Kick-Ass creator defends violence

US director Jeff Wadlow and US actors Chloe Grace Moretz and Christopher Mintz-Plasse mark the UK launch of the film Kick Ass 2. Photo / AFP
US director Jeff Wadlow and US actors Chloe Grace Moretz and Christopher Mintz-Plasse mark the UK launch of the film Kick Ass 2. Photo / AFP

Kick-Ass creator/producer Mark Millar has defended the level of violence in the sequel, insisting movies cannot be blamed for influencing real life gun crime.

The movie, which features Aaron Taylor-Johnson and Chloe Grace Moretz as crime-fighting youngsters, has been mired in controversy ever since one its stars, Jim Carrey, announced he would not be supporting it in the aftermath of a school shooting in Connecticut in 2012.

Carrey's protest came amid swirling debate over whether violence onscreen has an impact in the real world and calls for the tightening of arms laws in the US, but Kick-Ass creator Millar is adamant films have nothing to do with gun crime.

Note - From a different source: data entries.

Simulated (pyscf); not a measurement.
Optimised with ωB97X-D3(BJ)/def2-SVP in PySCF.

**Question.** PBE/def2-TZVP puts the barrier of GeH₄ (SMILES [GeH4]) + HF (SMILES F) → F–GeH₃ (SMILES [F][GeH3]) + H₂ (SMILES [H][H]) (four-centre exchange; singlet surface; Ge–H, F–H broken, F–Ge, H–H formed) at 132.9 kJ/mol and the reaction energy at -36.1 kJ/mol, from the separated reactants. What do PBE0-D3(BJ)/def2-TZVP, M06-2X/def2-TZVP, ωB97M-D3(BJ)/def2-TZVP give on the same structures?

"I don't equate gun crime with movies. I equate crime with guns," he told Britain's Daily Record newspaper. "In the UK and US we see all the same movies but gun crimes are a thousand times more in the US because there are guns available."

Carrey has become a vocal advocate of changing America's gun laws following a spate of shootings, including the Sandy Hook school massacre in December when 20 young children and six adults were murdered.